Faking up the Charm…

There is a kerfluffle going on in the blogosphere over how support staff should be treated. I’m just going to pause here and say WTF???

You should treat everyone that you work with (and everyone that you interact with in general in the other parts of your life) with kindness, respect and the benefit of the doubt. Even people who are rude to you. Period. You don’t need to go about this with fakery and stealth, like our beloved Comrade Physioproffe confesses to do:

Example: I like to eat a few hard candies every day after lunch, but I don’t want to keep them in my office, because then I pound them instead of just eating a few. So I keep a dish in our department business office stocked with candies that I buy, and every day after lunch, I pop into the office to grab a few. While I am in there, I say hello to the admins, and make small talk for a few minutes.

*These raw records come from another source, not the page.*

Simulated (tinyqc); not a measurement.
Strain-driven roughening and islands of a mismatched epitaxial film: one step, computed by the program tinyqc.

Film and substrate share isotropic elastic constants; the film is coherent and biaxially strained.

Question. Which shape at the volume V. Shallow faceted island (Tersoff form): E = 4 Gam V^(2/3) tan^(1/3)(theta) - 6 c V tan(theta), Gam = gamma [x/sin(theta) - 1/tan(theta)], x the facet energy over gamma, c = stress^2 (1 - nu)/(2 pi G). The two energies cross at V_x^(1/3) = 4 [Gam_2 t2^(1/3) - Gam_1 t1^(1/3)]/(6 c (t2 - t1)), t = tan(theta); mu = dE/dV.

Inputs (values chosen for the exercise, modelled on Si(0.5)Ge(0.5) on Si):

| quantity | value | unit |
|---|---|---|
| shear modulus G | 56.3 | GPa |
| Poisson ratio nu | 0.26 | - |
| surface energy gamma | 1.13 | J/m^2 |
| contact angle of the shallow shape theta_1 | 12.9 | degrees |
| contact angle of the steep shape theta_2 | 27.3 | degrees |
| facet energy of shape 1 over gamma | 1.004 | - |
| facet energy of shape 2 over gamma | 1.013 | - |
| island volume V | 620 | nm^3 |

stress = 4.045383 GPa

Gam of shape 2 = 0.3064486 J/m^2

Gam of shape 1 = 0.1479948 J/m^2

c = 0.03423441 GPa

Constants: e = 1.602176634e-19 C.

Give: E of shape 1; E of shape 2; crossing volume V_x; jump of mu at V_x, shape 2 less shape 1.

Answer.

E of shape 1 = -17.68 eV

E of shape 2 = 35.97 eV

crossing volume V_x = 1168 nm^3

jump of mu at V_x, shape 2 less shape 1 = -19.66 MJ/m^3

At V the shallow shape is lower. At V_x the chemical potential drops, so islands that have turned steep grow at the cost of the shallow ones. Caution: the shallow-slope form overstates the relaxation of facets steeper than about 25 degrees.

So why should you bother? Because it is the right thing to do. Not because your job might be made easier (and for the record I don’t think this is what CE really meant), not because you think you should, but because it is the right thing to do. I don’t know how to explain it any more simply than that.

I have a special ire for people who think that because of their profession or position they are ‘above’ people in other professions or positions and they act accordingly. The kind woman who empties the trash can in my office works every bit as hard as I do- and I’ve had every advantage. The compliance officer, who I often spar with over the rules, has a job that is amazingly difficult in ways totally different from my job, and a totally unenviable one at that. What we all have in common is that we are all trying to do our best at our jobs and for the competing demands of our various lives.

NIH to allow explanation of lags in productivity… Finally!!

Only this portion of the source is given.